The Iran Atrocities Tribunal adjourned Sunday in London after hearing five days of testimony from more than 30 witnesses who alleged that Iranian authorities killed, tortured and abused thousands of their countrymen three years ago during protests against Tehran's sudden increase in the price of gasoline.
The six-lawyer panel, formed by civil society groups but with no official international legal standing, said it had examined more than 100 written statements, videos and pictures of the mostly peaceful protests that turned violent. More submissions are yet to be reviewed, with the panel saying other witnesses have expressed interest in testifying before a final report is issued in early 2022.
Eyewitnesses to the violence blamed Iran's Islamic Revolutionary Guard Corps and special anti-riot forces for the attacks.
Hamid Sabi, one of the lawyers presenting the case against the Iranian authorities, said, "We hope with what we have presented so far, that world governments will consider Magnitsky sanctions against the 133 people we have alleged to be perpetrators of these heinous crimes."

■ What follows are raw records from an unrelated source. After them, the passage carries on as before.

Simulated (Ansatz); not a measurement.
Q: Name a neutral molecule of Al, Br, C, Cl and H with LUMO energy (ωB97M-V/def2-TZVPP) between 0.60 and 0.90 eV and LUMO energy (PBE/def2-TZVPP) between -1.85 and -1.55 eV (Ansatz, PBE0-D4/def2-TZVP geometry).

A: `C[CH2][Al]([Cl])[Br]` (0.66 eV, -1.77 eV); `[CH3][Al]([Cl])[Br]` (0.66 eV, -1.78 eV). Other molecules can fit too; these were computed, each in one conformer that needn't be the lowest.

His reference to Magnitsky sanctions refers to a 2016 U.S. law that allows Washington to blacklist foreign government officials implicated in human rights abuses throughout the world.
Regina Paulose, a co-counsel to the tribunal, said the victims and survivors of the attacks "must have access to justice" under United Nations conventions.
Shadi Sadr, executive director of Justice for Iran and a co-organizer of the tribunal, said after the testimony ended, "By holding the truth to the utmost importance, the honorable panel members have devised a safe space for relatives of the victims and protesters who are accused as 'rioters' and 'terrorists' by their own state, to stand tall and with pride to voice the truth to the world."
In a concluding statement, the tribunal said, "The killing of protesters was deliberately concealed from the world through an 'information blackout.'"
The tribunal statement contended that on November 16, 2019, the Iranian government "implemented a near-total shutdown of the internet, which lasted for a few weeks in some parts of the country."
It alleged that the "resulting 'information blackout' may have allowed the police, security, and military forces to commit murder while the international community's access to Iran was almost completely cut off."
The hearings were staged by three non-governmental organizations, including Justice for Iran, Iran Human Rights and Ensemble Contre la Peine de Mort (Together Against the Death Penalty).
Iran has not commented publicly on the hearings.